Wednesday, June 13, 2012

The First Fingerprint, by Xavier-Marie Bonnot

9781847245939
MacLehose, 2009 (UK)
originally published as La premiere empreinte, 2002
translated by Ian Monk
341 pp
trade paper ed.

Moving away from Italy and into France for a while, I've just started Xavier-Marie Bonnot's series featuring Police Commandant Michel de Palma, aka the Baron.  I'm still not sure why that's his nickname, but oh well.  The First Fingerprint is a police procedural with a serial-killer  plot line that draws on the study of prehistory to help guide the story, which takes some very odd turns before getting to the big reveal.  Filled with enough suspects and red herrings to make any mystery reader happy, it's a good start to the series -- intelligently written and interesting enough to make me want more of Bonnot.

Michel De Palma is approaching his 25th year on the force; he knows retirement is just around the corner, although he's not quite ready for that step yet.   He's a dedicated cop, not averse to bending the rules or slamming a suspect's head on a desk until blood is drawn, even though some of his younger colleagues protest loudly against his violent methods.  He is also known for getting in the faces of his superiors when he doesn't agree with their orders.  Yet even criminals he's dealt with in the past know that he's "straight and a very good policeman."  

A walker finds the body of prehistory lecturer Christine Autran floating in the ocean below Le Torpilleur off the Marseille coast.

Le Torpilleur

 She had been strangled, tossed into the sea, and her neck had been broken.  De Palma is put on the case, and recalls that some time earlier, another victim, Franck Luccioni, a "small-time thug,"  had been found in the same exact spot near an underground cave, a site of prehistoric activity, now underwater.  The previous death showed no signs of violence, and was found to be the result of a diving accident.   At first, he finds the coincidence odd, but when Luccioni's sister shows up with information about her brother, he begins to wonder if there might be some connection between the two cases.  That's a tough enough job, but when other murder victims turn up, the stakes get even higher for De Palma and his team.

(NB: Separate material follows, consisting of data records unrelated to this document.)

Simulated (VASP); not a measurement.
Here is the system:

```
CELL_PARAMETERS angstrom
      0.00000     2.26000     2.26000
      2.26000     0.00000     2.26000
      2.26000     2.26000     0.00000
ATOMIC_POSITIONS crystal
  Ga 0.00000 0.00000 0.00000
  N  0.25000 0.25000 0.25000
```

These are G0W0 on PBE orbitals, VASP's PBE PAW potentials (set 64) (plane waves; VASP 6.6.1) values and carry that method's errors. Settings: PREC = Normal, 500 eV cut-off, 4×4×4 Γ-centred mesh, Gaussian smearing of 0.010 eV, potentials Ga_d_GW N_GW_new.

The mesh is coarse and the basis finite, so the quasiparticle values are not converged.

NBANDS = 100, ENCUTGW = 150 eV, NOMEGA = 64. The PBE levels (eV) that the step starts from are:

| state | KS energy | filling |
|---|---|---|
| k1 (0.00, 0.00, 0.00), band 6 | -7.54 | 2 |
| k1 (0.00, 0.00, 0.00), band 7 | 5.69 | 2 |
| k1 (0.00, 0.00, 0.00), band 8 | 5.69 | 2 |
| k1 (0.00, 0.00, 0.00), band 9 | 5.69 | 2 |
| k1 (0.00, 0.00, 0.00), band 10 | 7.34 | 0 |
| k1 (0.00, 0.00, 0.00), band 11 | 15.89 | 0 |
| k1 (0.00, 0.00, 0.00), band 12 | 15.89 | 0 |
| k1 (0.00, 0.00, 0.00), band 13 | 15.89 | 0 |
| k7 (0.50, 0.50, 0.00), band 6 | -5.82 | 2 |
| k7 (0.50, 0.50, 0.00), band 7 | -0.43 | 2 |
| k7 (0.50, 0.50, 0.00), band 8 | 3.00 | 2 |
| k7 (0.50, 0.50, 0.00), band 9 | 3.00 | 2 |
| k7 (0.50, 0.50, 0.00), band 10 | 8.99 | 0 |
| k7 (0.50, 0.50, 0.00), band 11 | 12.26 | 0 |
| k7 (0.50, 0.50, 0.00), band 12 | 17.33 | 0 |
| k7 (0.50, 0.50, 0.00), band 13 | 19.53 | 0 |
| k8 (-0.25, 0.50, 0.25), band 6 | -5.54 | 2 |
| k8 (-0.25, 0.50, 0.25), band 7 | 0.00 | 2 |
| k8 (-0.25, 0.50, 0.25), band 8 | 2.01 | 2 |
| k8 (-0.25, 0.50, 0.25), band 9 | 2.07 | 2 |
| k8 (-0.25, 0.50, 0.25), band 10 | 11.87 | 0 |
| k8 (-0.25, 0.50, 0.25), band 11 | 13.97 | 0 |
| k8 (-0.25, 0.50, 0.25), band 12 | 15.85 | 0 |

If this is just the first novel in the series, I can't wait to get to the rest.  The First Fingerprint  has an enigmatic mystery at its core, and in Bonnot's hands, the murder investigation is anything but dull. It wanders into the academic world and the experts in the field of prehistory. Where some writers will fill space with lengthy exposition to explain a particular subject to their readers,  Bonnot's  characters offer sufficient explanations that don't become sloggy or overburdened with detail. The pacing is spot on, and the conflicts between law-enforcement agencies and case jurisdiction seems realistic.  The sense of place is very real as you move through the city streets or stop alongside the road with De Palma and look out at the sea, listening to the birds or the "tot-tot" of freighters.  There are also a number of social concerns expressed throughout the novel, and considering that this is the first book of this series, the characters are already on their way to being well developed, at least in the context of their professional lives.   Some readers might find De Palma to be a bit more unsympathetic than a cop or lead character should be, but his no-nonsense refusal to put up with crap helps make him who he is. I also find it refreshing, although I'm  wary when an officer of the law feels he has  to use excessive violence to get people to give him what he wants.   On the flip side, I had part of it figured out a quarter way through the book -- although kudos to the author for completely throwing me off with a curveball I didn't see coming.  Sometimes the story verges toward the melodramatic, but to be fair, that happens close to the ending, so it's excusable.

With plenty of suspects, several murders, a twisted and zig-zaggy line of reasoning and deduction to follow through to the end, there is more than enough in this novel to keep crime-fiction readers happy.  It's intelligently written, has interesting characters and the plot is  just odd enough to be different. I recommend, mainly to fans of translated crime fiction or to crime fiction readers who are looking for something well above average in their reading.